After recently being accused of fostering a sexist workplace culture, Riot Games is now being accused of plagiarizing a woman’s likeness without her consent.
The video game developer recently unveiled a new skin for one of its games, League of Legends, and a woman from California is claiming the skin was modeled after her without her permission. She is now planning to take legal action.
Stephanie, @Step_nie on Twitter, posted a Twitter thread to accompany her Medium blog post, in which she goes into detail about why she thinks the skin, “Seraphine,” was based on her. A skin in League of Legends can be described as “cosmetics (or textures) players can wear in-game and show off to other players when they choose a character,” the Daily Dot’s Ana Valens explains.
In her blog post, Stephanie said that she had a brief relationship with a Riot Games employee, whom she calls “John,” in 2019. During the three-month-long relationship, they frequently played League of Legends together, and he even joked about “making content based off (her).” The relationship ended after she expressed that she felt he was “moving too fast,” leading him to ultimately block her.
About a year later, when the new skin for Seraphine was announced, Stephanie said that she was taken aback by how similar the skin’s features are to hers.
“I looked into her Twitter account more, and found Seraphine’s art, sketches, and journals,” she wrote. “I’m a hobby illustrator and artist, and I remembered I had actually sent John some art. My art is strikingly similar to art that Seraphine ‘makes’ of herself and is posted to her social media. Like, really similar.”
Stephanie said that she shared an essay she wrote for school about Piltover and Zaun, places in League of Legends, with John and that he, in turn, shared her work with his colleagues at Riot Games. Seraphine is from both Piltover and Zaun.
Stephanie also claimed that the poses Seraphine does in photos with her cat are “eerily” similar to the poses she does with her cat. “The more I looked at her page, the worse it got,” she wrote of Seraphine’s Twitter account.
While she said that John is not a character or skin designer, he reportedly told her that he has the potential to influence the design team.
“A lot of details about Seraphine line up very closely with facts about myself: her name, her drawings, her cat, a lot of her pictures, her hair color, her eye color, her face shape, and even where she’s from,” she wrote.
Stephanie said that even though League of Legends is her favorite video game, she can’t get herself to play it anymore.

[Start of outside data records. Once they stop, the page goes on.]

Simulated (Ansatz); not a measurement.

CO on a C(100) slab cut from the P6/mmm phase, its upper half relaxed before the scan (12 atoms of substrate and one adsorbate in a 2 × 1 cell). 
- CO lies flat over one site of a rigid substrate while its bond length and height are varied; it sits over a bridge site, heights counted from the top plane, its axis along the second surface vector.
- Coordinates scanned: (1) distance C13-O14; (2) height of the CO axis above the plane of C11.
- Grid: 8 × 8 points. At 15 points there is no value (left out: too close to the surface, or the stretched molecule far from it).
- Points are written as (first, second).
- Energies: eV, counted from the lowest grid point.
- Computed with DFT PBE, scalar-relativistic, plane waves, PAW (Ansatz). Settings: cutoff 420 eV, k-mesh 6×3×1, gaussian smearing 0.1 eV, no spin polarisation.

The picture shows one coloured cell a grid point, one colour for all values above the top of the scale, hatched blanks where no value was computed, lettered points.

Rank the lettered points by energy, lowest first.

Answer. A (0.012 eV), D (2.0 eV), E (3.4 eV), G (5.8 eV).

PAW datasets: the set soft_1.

“I’ve felt really grossed-out about it, to the point that I can’t play one of my favorite videogames. Besides that, it’s been kind of horrid to have a League champion who looks like you, has so many of your characteristics, and has a NAME that’s almost identical to yours,” she wrote.
The allegation follows Kotaku’s investigative article about the sexist work environment that has allegedly been fostered at Riot Games. The article outlines many instances in which male employees made inappropriate remarks toward female employees.
“[Lacy] said her direct manager would ask her if it was hard working at Riot being so cute,” Kotaku’s Cecilia D’Anastasio penned in the piece. “Sometimes, she said, he’d imply that her position was a direct result of her appearance. Every few months, she said, a male boss of hers would comment in public meetings about how her kids and husband must really miss her while she was at work.”
The anonymous source, who is referred to as Lacy, also said that she conducted an experiment of sorts to prove she was being undervalued because of her sex. She expressed an idea at a meeting, which was shot down. She then asked a male colleague to pitch the same exact idea to the same team, and it was lauded.
“The whole room was like, Oh my gosh, this is amazing.’ [His] face turned beet red and he had tears in his eyes,” Lacy told D’Anastasio. “They just didn’t respect women.”
Little to no action has been reportedly taken against male employees who have made female employees feel uncomfortable.
The Daily Dot has reached out to both Stephanie and Riot Games.